“The Flying Spaghetti Monster”

I recently read this article in which Arian Foster, an NFL star for the Texans, shares 6 things he hopes to teach his daughter.

It was refreshing to read that a millionaire had his daughter do chores to earn something she wanted. He also shares how he hopes she is kind, and motivated by her passions in life, and values her self-worth. Like I said, refreshing. Encouraging, even, to read that a celebrity is actually parenting.

Then I read his sixth point entitled, The Flying Spaghetti Monster. Here he argues that with so many religions and beliefs out in this world that he will not tell her what to believe in. Rather, when she is old enough, he will support her in what she chooses to believe, if she chooses religion at all.

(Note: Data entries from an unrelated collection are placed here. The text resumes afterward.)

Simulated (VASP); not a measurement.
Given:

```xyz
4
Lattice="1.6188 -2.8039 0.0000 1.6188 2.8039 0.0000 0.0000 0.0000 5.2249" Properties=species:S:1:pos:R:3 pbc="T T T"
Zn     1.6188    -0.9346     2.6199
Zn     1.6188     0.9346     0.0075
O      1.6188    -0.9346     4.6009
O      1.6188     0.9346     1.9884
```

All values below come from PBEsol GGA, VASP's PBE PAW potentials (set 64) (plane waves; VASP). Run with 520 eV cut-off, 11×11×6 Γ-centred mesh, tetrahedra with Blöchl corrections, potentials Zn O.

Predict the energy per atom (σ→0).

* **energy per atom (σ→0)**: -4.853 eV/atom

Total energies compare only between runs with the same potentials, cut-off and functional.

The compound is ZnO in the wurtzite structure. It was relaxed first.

What do you think of this?

I obviously don’t know Arian Foster. I know he plays football, period.  I am just basing this discussion on the paragraph he penned. Since I have read his article, I just keeping thinking about his statement, “I will never tell her what to believe in.” When I think about that, I mean really reflect on that, it is a very ignorant statement.

As parents, we are our children’s first teachers. Intentional or not, we influence everything from what they eat, wear, watch, and do.  No matter the age, their eyes are always watching!


Just this summer, my three-year-old nephew was at a home improvement store with his dad when he saw a man wearing a Missouri Tigers shirt. My thirty pound, twinkle toes, curly-locked nephew strutted up to a gruff stranger, a grown man, with all the confidence in the world and scolded, “We don’t like Tigers!”

Did you catch that? WE don’t like tigers. He is three, and even though his daddy is more than the average Illini fan, he already understands that family value. Granted, someday when my nephew is older, he may make a friend that’s a Mizzou fan, or even (gasp) attend the University of Missouri, but for now, at three, he’s got it all figured out. We love the Chief. We don’t like Tigers.

Our children don’t just learn who to cheer for from a young age, but they learn our rules as well.  When my oldest son was just four, we were over at a friend’s house.  Sponge Bob was on the TV and my son said, “We aren’t allowed to watch this show.”  I never had to sit him down and say, “We don’t believe in Sponge Bob,” or “Sponge Bob is against the rules.” I merely just changed the channel every time Sponge Bob came on. He watched me do this and learned, WE don’t watch Sponge Bob. When he got older he asked why he couldn’t watch, and I justified my reasoning.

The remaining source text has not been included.